I find one of my clients’ biggest challenges is they don’t have a clear view of who they should be calling on to sell their products and services. Their sales teams spend a lot of time and energy calling on people who can’t or won’t buy their products. Over the past 25 years, I would guess that over 75% of sales teams time was spent calling on the wrong people. If you want a better ROI on your sales efforts you must call on the right people. Sounds simple but it’s not. It’s easier to sit in our offices and strategize and wonder why we aren’t getting the results we expect than to spend our time helping our sales team focus on the right clients.
I thought it might be helpful to share some ideas I’ve uncovered to help my teams succeed in prospecting for new clients. I was lucky to have found Brian Tracy Sales Training early in my sales career. Brian is a stickler for investing your time in better prospecting efforts. Since then I’ve received corporate sales training from many leading sales trainers and systems but find that Brian’s understanding of what makes a good prospect and how to evaluate client’s potential the best there is. I’d like to share with you what I’ve learned from Brian and how it applies in today’s changing sales terrain. I have used these guidelines for sales ranging from a few thousand dollars all the way up to deals exceeding twenty million dollars.
So what makes a good prospect and how do I qualify my prospects better so I can spend my time working with the right people? Here are several quick rules on how to find better qualified customers. If you review this information with your sales and marketing team you will be surprised how quickly results start to show up. If you leave it to chance you’re almost guaranteeing your organization will fail.
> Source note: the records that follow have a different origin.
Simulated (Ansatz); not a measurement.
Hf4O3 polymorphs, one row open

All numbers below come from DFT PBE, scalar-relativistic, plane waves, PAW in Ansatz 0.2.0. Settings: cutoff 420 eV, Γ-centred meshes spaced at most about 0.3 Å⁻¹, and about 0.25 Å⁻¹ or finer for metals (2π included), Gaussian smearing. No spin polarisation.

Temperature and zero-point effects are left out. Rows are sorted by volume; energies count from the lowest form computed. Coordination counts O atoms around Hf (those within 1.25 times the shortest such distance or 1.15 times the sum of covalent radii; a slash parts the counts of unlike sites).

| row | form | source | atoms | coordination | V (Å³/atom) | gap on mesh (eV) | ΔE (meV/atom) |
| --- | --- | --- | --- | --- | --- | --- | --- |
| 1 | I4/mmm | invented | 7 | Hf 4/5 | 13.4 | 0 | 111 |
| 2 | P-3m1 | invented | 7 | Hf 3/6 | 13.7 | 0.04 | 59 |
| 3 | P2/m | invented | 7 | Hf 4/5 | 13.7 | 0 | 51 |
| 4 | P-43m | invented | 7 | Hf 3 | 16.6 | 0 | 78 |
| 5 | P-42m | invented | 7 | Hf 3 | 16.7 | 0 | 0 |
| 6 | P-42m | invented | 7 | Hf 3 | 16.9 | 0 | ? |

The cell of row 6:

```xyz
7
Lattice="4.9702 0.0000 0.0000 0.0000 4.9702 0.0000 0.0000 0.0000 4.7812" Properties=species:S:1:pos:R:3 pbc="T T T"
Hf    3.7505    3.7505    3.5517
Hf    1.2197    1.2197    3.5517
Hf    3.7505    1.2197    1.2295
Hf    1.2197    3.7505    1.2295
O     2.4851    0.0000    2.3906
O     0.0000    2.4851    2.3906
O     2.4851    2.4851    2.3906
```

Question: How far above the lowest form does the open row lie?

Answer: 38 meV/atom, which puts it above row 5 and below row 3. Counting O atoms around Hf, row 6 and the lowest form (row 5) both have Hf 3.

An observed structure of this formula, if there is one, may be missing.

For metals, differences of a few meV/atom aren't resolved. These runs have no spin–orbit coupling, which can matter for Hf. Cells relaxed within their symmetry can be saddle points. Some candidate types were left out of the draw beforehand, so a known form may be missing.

The first rule of better prospecting is to understand that not everyone is a customer for your products and services. You must spend your time with people who are a good match for what you have to offer. The key to your sales success is understanding what your offering can do for a potential customer or client, not what the sale can do for you. How often do you walk in you clients’ shoes? Do you really understand why your customers buy? Uncovering the truth of why people buy from you is critical in your long term sales success.
The second rule is to know that your customer has a pressing need for what you have to sell them. In the past, people might buy from you because they thought they might have a need for your product at a time in the future but today organizations are doing more with less and they only buy when they have a pressing need. This is one of the advantages of social media for sales professionals. It allows you to be part of your clients’ awareness on a regular basis. It also allows you to be better educated to what might be going on in your customers’ businesses. There is no reason for you not to understand what is happening on a regular basis in the lives of your clients.
The third rule is to evaluate the information you’re seeing on your clients’ businesses. So much information is available on a daily basis that many sales professionals are overwhelmed with the information they are getting. Since we are shortening our list of potential clients, we should be able to spend more time with each individual client. It is critical to invest the time to better understand your clients’ world. The number one complaint I receive from my CEO clients are the calls they get about sales professionals who are unprepared for their initial conversations with the prospective executive. In the next several weeks we will share how to better understand your clients’ world and how to apply what you know about their business to help them understand how your service will help make their businesses more successful.
The final rule is to pick clients that can buy more of your products or services. As Stephen Covey used to say begin with the end in mind. How will your offerings make the clients life better and how might you educate them to many of the other services your company has to offer. The cost of a sales call continues to rise and for many businesses the first sales are not profitable when you evaluate all that’s invested to start the relationship. It is critical to begin thinking about how else you’re going to create value beyond the initial deal.
So, given the rising cost of the average sales call, and creating value beyond the initial sale, your organization can’t afford to not focus on the right prospects in the first place and be prepared to talk to those people.
I hope this helps you pick out your best clients and customers. You can see why it’s critical to your business success to know how to pick your best clients and customers. In today’s challenging times it’s even more critical to invest your time for the best return on efforts.